# Eigenvectors and Eigenvalues

1. Nov 13, 2011

### S_Flaherty

I have to be able to figure out eigenvalues and eigenvectors for 2x2 and 3x3 matrices for my physics course, but I have never taken linear algebra so I obviously have no idea what they even are. I need someone to basically teach me how to solve these problems because I have no knowledge of this material and cannot find any useful source to help me.

First I have to find the eigenvalues and vectors for

[a 0 1]
[0 b 0]
[0 0 c] where a =/= b =/= c.

I looked around online and could only find that the answers for the eigenvalues are a, b, and c but I have no idea how that answer is derived. And I have no idea how to solve for eigenvectors except so any help would be great.

Next I have to do the same thing for

[a a 0]
[2a 0 0]
[0 a a] where a =/= 0.

Again I know that the solution for the values is -a, a, and 2a but no clue on how to actually do the problem.

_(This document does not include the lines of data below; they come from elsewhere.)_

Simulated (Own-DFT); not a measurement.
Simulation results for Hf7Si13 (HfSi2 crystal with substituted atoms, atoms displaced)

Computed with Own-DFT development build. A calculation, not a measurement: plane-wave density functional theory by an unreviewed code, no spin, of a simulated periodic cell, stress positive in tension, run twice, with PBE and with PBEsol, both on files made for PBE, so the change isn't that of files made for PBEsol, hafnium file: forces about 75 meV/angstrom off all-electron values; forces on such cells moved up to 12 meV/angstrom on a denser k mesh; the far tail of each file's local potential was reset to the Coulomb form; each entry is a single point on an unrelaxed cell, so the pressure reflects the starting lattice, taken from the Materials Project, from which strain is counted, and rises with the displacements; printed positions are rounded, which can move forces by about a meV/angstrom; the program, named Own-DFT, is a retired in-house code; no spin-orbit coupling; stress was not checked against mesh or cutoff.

I know nothing of this material except how to figure out the determinant of a matrix. So detailed steps on how to solve for eigenvalues and eigenvectors would be greatly appreciated.

2. Nov 13, 2011

### I like Serena

An eigenvalue λ and its eigenvector v are defined by:

Av = λv

That is, you try to find a vector that if you multiply A with it you find the same vector, except for length.

To solve this, you do:
Av - λv = 0
(A - λI)v = 0

This means (A - λI) must be singular, so its determinant must be zero.
det(A - λI)=0 yields a polynomial in λ, that is called the "characteristic polynomial".
Its roots are the eigenvalues of A.

Once you have an eigenvalue, you solve:
(A - λI)v = 0
to find a vector v (or its multiple) that satisfies the equation.

3. Nov 13, 2011

### I like Serena

Applied to your first matrix you have:
det(A - λI)=0
(a-λ)(b-λ)(c-λ)=0
Roots are a, b, and c.

For the first eigenvalue "a", you get:
A - aI =
[0 0 1]
[0 b 0]
[0 0 c]

The vector v=(1,0,0) satisfies (A - aI)v = 0, meaning that is the eigenvector.

4. Nov 13, 2011

### S_Flaherty

So i understand how you get the eigenvalues but i'm still confused with how you are arriving at the answer for the eigenvector.

5. Nov 13, 2011

### Staff: Mentor

The matrix A - aI can be row reduced to
$$\begin{bmatrix}0&0&1\\0&1&0\\0&0&0 \end{bmatrix}$$

This represents the equation (A - aI)x = 0, where x is a column vector with coordinates x1, x2 and x3.

The reduced matrix represents the system
x3 = 0
x2 = 0
with x1 being arbitrary. Since it's arbitrary, it's reasonable to set it to 1, giving the vector <1, 0, 0> as an eigenvector for the eigenvalue a.